Enclosed below are some thoughts, tolerant and otherwise, on religious freedom..
Isaac Backus, Baptist [1781]: “As religion must always be a matter between God and individuals, no man can be made a member of a truly religious society by force and without his own consent, neither can any corporation that is not a religious society have a just right to govern in religious affairs…”
Louis Brandeis, “Olmstead”: “The makers of our constitution undertook..to protect Americans in their beliefs, their thought, their emotions, and their sensations. They conferred, as against the Government, the right to be let alone – the most comprehensive of rights and the right most valued by civilized men…The greatest dangers to liberty lurk in the insidious encroachment by men of zeal…”
Henry Clay [1818]: “All religions united with government are more or less inimical to liberty. All, separated from government, are compatible with liberty.”
Mary Baker Eddy [1906]: “I would no more quarrel with a man because of his religion than I would because of his art.”
Jerry Falwell [1976]: “The idea of religion and politics don’t mix was invented by the Devil to keep Christians from running their own country. If any place in the world we need Christianity, it’s in Washington. And that’s why preachers long since, need to get over the intimidation forced on us by liberals, that if we mention anything about politics, we are degrading our ministry.”

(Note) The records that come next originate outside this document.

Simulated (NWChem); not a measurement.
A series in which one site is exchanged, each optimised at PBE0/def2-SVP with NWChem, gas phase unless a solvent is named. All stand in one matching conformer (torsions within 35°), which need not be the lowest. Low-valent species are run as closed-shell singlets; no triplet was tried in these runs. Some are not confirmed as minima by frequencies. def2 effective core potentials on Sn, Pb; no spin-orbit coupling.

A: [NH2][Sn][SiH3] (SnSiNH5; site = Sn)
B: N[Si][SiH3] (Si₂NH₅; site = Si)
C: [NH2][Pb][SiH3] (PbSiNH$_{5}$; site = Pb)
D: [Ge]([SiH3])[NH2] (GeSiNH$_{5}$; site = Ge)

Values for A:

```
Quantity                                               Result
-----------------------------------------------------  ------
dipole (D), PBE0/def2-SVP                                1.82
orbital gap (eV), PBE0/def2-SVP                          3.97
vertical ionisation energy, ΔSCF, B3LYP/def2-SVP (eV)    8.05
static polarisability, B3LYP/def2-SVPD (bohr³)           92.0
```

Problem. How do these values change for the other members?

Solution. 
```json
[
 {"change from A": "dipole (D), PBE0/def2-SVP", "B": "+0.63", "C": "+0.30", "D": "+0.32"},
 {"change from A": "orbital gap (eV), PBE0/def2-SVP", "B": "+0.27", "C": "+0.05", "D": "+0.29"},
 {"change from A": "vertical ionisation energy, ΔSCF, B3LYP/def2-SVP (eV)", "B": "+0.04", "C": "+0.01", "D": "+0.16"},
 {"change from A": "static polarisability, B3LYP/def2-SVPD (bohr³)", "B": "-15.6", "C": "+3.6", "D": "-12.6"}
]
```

Harry Dudley Field [1893]: “If we had nothing else to boast of, we could claim with justice that the first among nations we of this country made it an article of organic law that the relations between man and his Maker were a private concern which other men had no right to intrude.”
Barry Goldwater [19810: “Religious factions will go on imposing their will on others unless the decent people connected with them recognize that religion has no place in public policy. They must learn to make their views known without trying to make their views the only alternatives.”
Thomas Jefferson [1784]: “Millions of innocent men, women, and children, since the introduction of Christianity, have been burnt, tortured, fined, and imprisoned; yet we have not advanced one inch towards uniformity. What has been the effect of coercion? To make one half of the world fools and the other half hypocrites.”
Robert Jeffress, pastor, First Baptist Church of Dallas: “What a lot of people miss is, America is not a church where everyone should be welcome regardless of race and background.” “Islam is wrong. It is a heresy from the pit of hell. Judaism – you can’t be saved being a Jew.” In a 2011 sermon, called the Catholic Church a corrupt version of Christianity that sprang from ancient Babylonian cults.
Richard M. Johnson [1830]: “It is not the legitimate province of the legislature to determine what religion is true, or what is false.”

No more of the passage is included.